Prime Minister John Key says the Budget struck a balance "many other countries would dearly love to emulate".
"We are on track to meet our fiscal objectives, yet at the same time we are getting on and doing things," Mr Key told a business audience at his post-Budget speech today.
"By committing to surplus by 2014-15, we are taking a responsible path of fiscal management, while at the same time continuing to invest in future growth.'
Yesterday's Budget forecast a wafer thin surplus of $197 million in 2014-15 after a forecast deficit of $7.8 billion then $2 billion in the preceding Budgets.
National made getting back into surplus by 2014-15 a touchstone of its re-election pitch on the campaign trail last year.
But the forecast surplus has been criticised as vulnerable and only possible on the back of over-optimistic Treasury forecasts.
Mr Key today admitted it was "not the world's biggest surplus" - but said it was an important milestone.
"For the first time in a number of years, the Government will be raising enough revenue to meet its commitments without having to increase debt. And, from that time on, we can begin to get our existing stock of debt down to more prudent levels.
That represents a huge turn-around, given the impacts of the 2008 recession, the global financial crisis and the Canterbury earthquakes."
Mr Key said each of those events on its own would have been a huge shock to the New Zealand economy and National had been dealing with all three of them.
"In fact, each Budget we have delivered has been in the face of significant challenges.
"When Bill English stood up to give his first Budget, in 2009, the economy had shrunk two-and-a-half per cent over the previous year, from the first quarter of 2008 to the first quarter of 2009. That was the largest annual percentage fall in GDP since the early 1980s.
"At the time of Budget 2010, the economy was still fragile as a result of the recession and the global financial crisis.

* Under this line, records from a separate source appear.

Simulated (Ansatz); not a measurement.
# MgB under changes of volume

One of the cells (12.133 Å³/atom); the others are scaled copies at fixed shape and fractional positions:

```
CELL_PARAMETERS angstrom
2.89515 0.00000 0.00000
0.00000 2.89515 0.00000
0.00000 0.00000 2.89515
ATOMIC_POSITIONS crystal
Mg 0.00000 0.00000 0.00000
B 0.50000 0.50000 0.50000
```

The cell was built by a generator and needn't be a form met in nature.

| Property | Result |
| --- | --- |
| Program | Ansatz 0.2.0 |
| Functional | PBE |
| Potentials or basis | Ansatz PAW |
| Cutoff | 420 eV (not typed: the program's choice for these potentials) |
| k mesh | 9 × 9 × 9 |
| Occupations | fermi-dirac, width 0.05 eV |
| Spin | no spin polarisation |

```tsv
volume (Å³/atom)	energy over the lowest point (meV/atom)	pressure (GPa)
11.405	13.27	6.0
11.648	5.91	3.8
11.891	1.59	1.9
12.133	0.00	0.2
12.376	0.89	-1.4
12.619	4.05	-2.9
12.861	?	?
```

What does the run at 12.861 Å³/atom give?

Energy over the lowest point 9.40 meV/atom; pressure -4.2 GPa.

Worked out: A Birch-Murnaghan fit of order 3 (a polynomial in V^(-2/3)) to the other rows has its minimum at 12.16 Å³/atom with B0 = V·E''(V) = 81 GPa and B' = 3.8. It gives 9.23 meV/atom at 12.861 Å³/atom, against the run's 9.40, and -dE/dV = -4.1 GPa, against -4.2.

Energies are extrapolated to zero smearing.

"The Budget last year had to respond to the Canterbury earthquakes.
"And yesterday, the 2012 Budget was delivered against the backdrop of considerable volatility in the markets as they continue to second-guess how the debt crisis in Europe will unfold."
Yesterday's Budget maintained New Zealand's international credibility and would help keep interest rates lower for longer, take pressure off the exchange rate and reduce future finance costs, Mr Key said.